When making a first-round draft selection last summer for the first time since 2018, there were a lot of directions the Milwaukee Bucks could have headed in. A floor general point guard, a backup big man, and a movement shooter would have all patched holes in their depth chart. Most importantly, though, whoever they selected needed to be capable of cracking the rotation and contributing right away. Jon Horst opted to add 21-year-old wing MarJon Beauchamp, who played his pre-league ball for the G-League Ignite, with the 24th pick.
At first, it seemed as though Beauchamp could play real minutes right away. He was a rotational regular from November through January and even started nine contests when the usual openers were injured. However, as everyone has gotten healthy, he has almost disappeared from the lineup as of late. His playing time has been scarcer than hairs on the top of Tom Thiboedeau’s head (might be time to give it up, Thibs).
Coach Bud has received heavy criticism from fans for rarely letting Beauchamp see the court, which begs the question: should MarJon Beauchamp really be a full-time member of Milwaukee’s rotation?
Well, in order to get meaningful burn for a contender, a rookie absolutely has to be able to do one thing at an NBA level. Offensively, that isn’t the case for Beauchamp at this point.

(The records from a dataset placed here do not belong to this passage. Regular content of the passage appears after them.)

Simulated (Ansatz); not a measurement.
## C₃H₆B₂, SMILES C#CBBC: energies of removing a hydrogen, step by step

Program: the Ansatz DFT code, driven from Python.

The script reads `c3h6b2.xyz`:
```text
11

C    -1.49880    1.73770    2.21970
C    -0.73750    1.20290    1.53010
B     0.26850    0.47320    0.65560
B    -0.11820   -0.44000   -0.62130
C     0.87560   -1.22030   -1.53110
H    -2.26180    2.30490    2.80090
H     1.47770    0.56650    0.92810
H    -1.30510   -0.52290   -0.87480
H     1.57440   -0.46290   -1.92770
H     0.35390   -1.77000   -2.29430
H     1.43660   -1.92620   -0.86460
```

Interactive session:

While he projects as a three-level scorer, MarJon has spent the majority of his time behind the arc in his freshman campaign. Almost 60% of his shots come from that range, and while he’s had some hot shooting nights, he isn’t reliable at all. He’s been inefficient on every shot type despite ranking in the 84th percentile of shot quality (via BBall Index) and that would make him a liability in the playoffs.
|Pull Up 3PT%||30.0%|
The other notable struggle for MarJon on O is ball security. He ranks twelfth on the Bucks in total minutes this season but has a turnover percentage that exceeds the rate of every night-in, night-out guy for the squad besides Joe Ingles and Jrue Holiday (in case you were curious, Thansasis paces the team). He gets too sped up at times and is prone to traveling and bad passes. It’s perfectly normal for a rookie to have to adjust to the quick pace of the big league but there’s less room for error on a team trying to compete.
While his offense is a work in progress, it’s the other side of the ball where Beauchamp makes a case for minutes. He’s long, athletic, and has put on some rock-solid displays of individual defense this year. Weaker defenders get relentlessly picked on by smart offenses but he does not fall into that category.
Unfortunately for MarJon, the players he’s competing with for minutes (mainly Jae Crowder, Pat Connaughton, Joe Ingles, and Wesley Matthews) are all more battle-tested and proven on D than him. He’s also more susceptible to blow-bys and off-ball lapses than his veteran peers.
Simply put, the current version of MarJon Beauchamp is not good enough to warrant significant playing time in important contests for Milwaukee down the stretch of the regular season. That said, throwing a youngster into the fire and letting them play through and learn from their mistakes is far and away the most effective method of player development. Beauchamp has all the tools to be a legitimate contributor as soon as next year and as this season winds down it would benefit the team to allow him to spread his wings as a pro while letting some of the older guys save their legs for the big dance in April.
So, to answer the original question, yes, Beauchamp should be part of the lineup for the Bucks. He has the potential to be a key part of the second leg of Giannis’ career and playing him now is the first step in him reaching that position.